Rey L. Pratt biography

  • When I was working on building my background context about the Church in Mexico for my Mexican Mission Hymns Project, I noticed that Rey L. Pratt’s name came up a lot. He was the mission president over Mexico and the Spanish-speaking missionary work in the United States from 1907 until his untimely death in 1931. He was called to the First Council of the Seventy in 1925 and was among the trio of general authorities sent to Argentina at the end of that same year to open missionary work in South America.
    • He has been called the “father of the Mexican mission” for his efforts.
  • I was surprised to realize there isn’t a biography out there about him, given how important he was during a formative and tumultuous period of the Church’s development in Mexico, so it’s been on my radar for a little while now to write one, if no one gets to it before me.
  • Mentally, I’ve had the thought of modeling this one on the brief Mormon lives series that Signature Books has been publishing, but I have no idea how long that series is planned to go.

 

George A. Smith biography

  • This is another major figure in Latter-day Saint history that I’m surprised that it seems like there hasn’t been a major biography published about. (Though it would not surprise me to find out there is one and I just missed it.)
  • George A. Smith was Joseph Smith Jr.’s cousin and the namesake grandfather of George Albert Smith. He was one of the younger members of the Camp of Israel (Zion’s Camp). He was later called as an apostle and then a member of the First Presidency. Smith was one of the Church historians who worked on compiling Joseph Smith’s history, and was a key figure in the settlement of Southern Utah (including cultivating the intense climate that allowed the Mountain Meadows Massacre to occur). He was also a father figure for Joseph F. Smith for a while.
  • That just scratches the surface, so there is a lot there that would be interesting to explore in a biography.

 

Collection of Important Latter-day Saint documents, 1830 to 1930

  • The goal would be to compile documents that apply to modern Latter-day Saints, illuminate the evolution of praxis and doctrine (particularly regarding temple work and Church leadership), and demonstrate ongoing revelation in the Church.
  • The target audience would be a general Church membership, rather than an academic audience.
  • I’m probably furthest along on this project out of any of the ones listed, but I’m also most hesitant to try and publish this one, since the selection criteria and documentary editing approach are things that tend to draw criticism, no matter how they are done.

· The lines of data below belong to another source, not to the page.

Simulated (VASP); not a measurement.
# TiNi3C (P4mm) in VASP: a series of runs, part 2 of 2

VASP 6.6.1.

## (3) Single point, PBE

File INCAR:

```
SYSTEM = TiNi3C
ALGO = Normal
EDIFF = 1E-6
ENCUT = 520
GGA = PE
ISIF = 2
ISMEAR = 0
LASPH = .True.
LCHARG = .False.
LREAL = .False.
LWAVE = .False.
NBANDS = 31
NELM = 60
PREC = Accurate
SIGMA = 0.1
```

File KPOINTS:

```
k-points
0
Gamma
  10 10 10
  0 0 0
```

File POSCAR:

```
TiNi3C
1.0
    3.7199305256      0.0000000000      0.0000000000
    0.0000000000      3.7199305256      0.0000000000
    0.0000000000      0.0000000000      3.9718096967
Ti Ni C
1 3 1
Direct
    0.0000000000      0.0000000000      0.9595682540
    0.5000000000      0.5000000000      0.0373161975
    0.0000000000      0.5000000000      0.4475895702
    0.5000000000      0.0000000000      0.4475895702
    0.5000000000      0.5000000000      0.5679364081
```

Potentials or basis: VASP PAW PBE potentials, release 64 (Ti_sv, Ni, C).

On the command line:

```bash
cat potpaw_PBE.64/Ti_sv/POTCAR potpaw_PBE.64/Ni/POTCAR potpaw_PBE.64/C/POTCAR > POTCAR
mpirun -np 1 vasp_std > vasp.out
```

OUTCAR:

Again, I’m looking for people’s thoughts about what they would be most interested in reading. Let me know!


Comments

16 responses to “Thoughts on Future Projects”

  1. Two questions I use to help me:

    What can I write that no one else can?

    If the next project is the last thing I publish, what do I want it to be?

  2. John Mansfield

    Since you are asking, those that most draw my interest to read are the 1830-1930 documents collection and a Rey L. Pratt biography. I guess that commits me to buy and read one of those if you create it. Was that the clever marketing purpose of this post, even if unrecognized by the author?

  3. I loved the Oxford study BOM and would love a comparable D and C version.

  4. George A. Smith biography. Desperately needed.

  5. Mark Ashurst-McGee

    What Gary said

  6. John Taber

    St. George, Utah is named for George A. Smith. Similarly, the St. Joseph Stake (with its core in The Gila Valley in Arizona but went way out from there originally) was named for Joseph Smith Jr.

  7. I’d vote for either biography, or both.

  8. George A. Smith.

  9. Alan White

    I would be interested in an annotated Doctrine and Covenants. The problem with publishing an independent Doctrine and Covenants is that it so much of it is based on stories not mentioned in the text, so you would have to have some form of introduction to each section.
    For the appendix, I wonder what you mean by sections that used to be in the D & C, since only the Lectures of Faith come to mind. Would you include comparisons ore even inclusions from other LDS denominations of the D & C?
    The Community of Christ for example.

  10. Chad Lawrence Nielsen

    Thanks everyone for the input.

    Jonathan, that’s great advice. I think what I’m struggling with is that there are people out there who can do the projects, I’m just not sure if anyone is going to do them if I don’t.

    It seems like prioritizing the biographies is the way to go.

    Alan White, in addition to Lectures on Faith, there was a statement in marriage that D&C 132 replaced and then two John Taylor revelations that were published in several European edditions. As far as comparisons, in the introductions, I have a note for equivalent sections in the CoChrist D&C, Latter-day Revelation, and older editions of the D&C. I hadn’t planned on including things from non-LDS versions.

  11. Alan White

    Thanks for answering my questions.

  12. Kerry William Bate

    George A. Smith is perhaps the most needed biography of an important nineteenth century Mormon figure. The Pusey Smith family biography was constrained by family timidity and lack of access to good resources (also by a format not lending itself to a full biography). Zorah Jarvis’s book was a strong family effort; given the tremendous resources now available George A. could get a terrific biography by a diligent researcher like yourself.

    I thought the Rey L. Pratt suggestion veery intriguing, too.

  13. Chad Lawrence Nielsen

    Kerry, it was actually while reading your John Steele bio that it clicked that we need a George A. Smith bio.

  14. On of my favorite entries in my book “Counselors to the Prophets” published by Eborn Books is the the chapter on George A. Smith contributed to that project by C. Kent Dunford. I agree that George A. would be a fascinating book-length biography, and would happy to share that chapter with you for reference if you start down that path (Kent Dunford died in 2024 at the age of 90. Great scholar!).

  15. Thanks for pointing that out Mike. I hear that one had a good editor. I’ve added that to my to-read list.

    And thank you to everyone in general for the thoughtful feedback.

  16. Odd one out

    This post and comments strongly feel like a good ol’ boys club. Admittedly, anything related to LDS history is pretty much a branch of that club.

    Of these choices, I would be most interested in the Documents project if it would include historical context, what events prompted the statements, what problems were they meant to address or prevent, and include some that may have been superseded or rescinded. You are correct that you choices and commentary would likely be controversial, but it may provide insight into how these things come about.